The Alaskan panhandle is different, here. Here, in Michael Chabon's The Yiddish Policemen's Union, Israel fell apart in 1948—two years after the atomic bomb was dropped on Berlin—and Jews settled in Alaska, granted brief amnesty by the US. This is the Federal District of Sitka, and it has greeted its once-hopeful inhabitants with nothing but disappointment: 60 years later, Jews survive in half-deserted towns, in a land that's "Mostly just a lot of angry Indians, fog, and rain, and half a century of a sense of mistakenness so keen, worked so deep into the systems of Jews, that it emerges everywhere."

The Yiddish Policemen's Union is Chabon's first novel for adults since he won the Pulitzer for The Amazing Adventures of Cavalier and Clay in 2001, which'll be enough reason for most to read it. But there are more reasons—better ones—not the least of which is that The Yiddish Policemen's Union is just as good as Cavalier and Clay.

Meyer Landsman is a Sitka cop—a homicide detective who's divorced his wife, drinks himself into stupors, and is keenly aware of, if apathetic to, the fact that the 60 year limit on the Sitka District is about to run out, rendering his badge worthless and making Sitka's Jews ("the frozen chosen") homeless. It's a shitty life, but as any hard-luck, noir-y detective should know, a mysterious murder always pops up when things are at their worst. So: In the crummy hotel where Landsman drinks and sleeps, a seemingly unimportant Jew is executed, and soon nothing can stop Landsman from delving into the case—not even when his ex-wife, Bina, is assigned to be his boss.

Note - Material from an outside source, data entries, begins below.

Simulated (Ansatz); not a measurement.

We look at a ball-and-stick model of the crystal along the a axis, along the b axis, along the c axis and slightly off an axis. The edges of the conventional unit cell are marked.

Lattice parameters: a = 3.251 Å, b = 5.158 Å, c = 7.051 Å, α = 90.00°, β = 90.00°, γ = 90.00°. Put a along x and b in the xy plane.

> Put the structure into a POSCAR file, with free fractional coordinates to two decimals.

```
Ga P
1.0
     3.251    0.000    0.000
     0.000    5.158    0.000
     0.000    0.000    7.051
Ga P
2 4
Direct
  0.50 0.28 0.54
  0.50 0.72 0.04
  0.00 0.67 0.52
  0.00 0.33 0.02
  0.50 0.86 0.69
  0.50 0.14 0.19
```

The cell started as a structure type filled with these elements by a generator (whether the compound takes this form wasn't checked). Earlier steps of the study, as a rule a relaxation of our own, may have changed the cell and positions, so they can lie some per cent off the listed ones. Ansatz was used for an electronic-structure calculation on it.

A fast-paced detective novel, The Yiddish Policemen's Union veers from angst to humor to allegory, its story spreading from the drab mess of Landsman's hotel room to the righteous rages of the Middle East. Most impressive, though, is Landsman, who'd be a cliché if anyone but Chabon wrote him. The detective walks Sitka's streets with an unshakeable familiarity with life's disappointment, which clashes awkwardly with his foolish devotion to his job.

From Landsman to Bina to the dead Jew in Room 208, it's Chabon's characters that give this work its verve, while it's the world Chabon places them in that give it its substance. Romantic and repulsive, Sitka's slate-gray skies and gulf winds are intent on driving the ever-displaced Jews from their most recent foothold, which leads Chabon to political allegories swollen with relevance.

If there's one fault to be had, it's in Chabon's adherence to a sometimes stuffy mystery template that doesn't jive with his aching, bleeding characters. But even when his plot's seams show, Chabon quickly distracts with a thought or character that reaches so deep into Sitka and its denizens that one can't help but be captivated, and moved, and hopeful that Chabon's next novel doesn't take seven more years to reach us.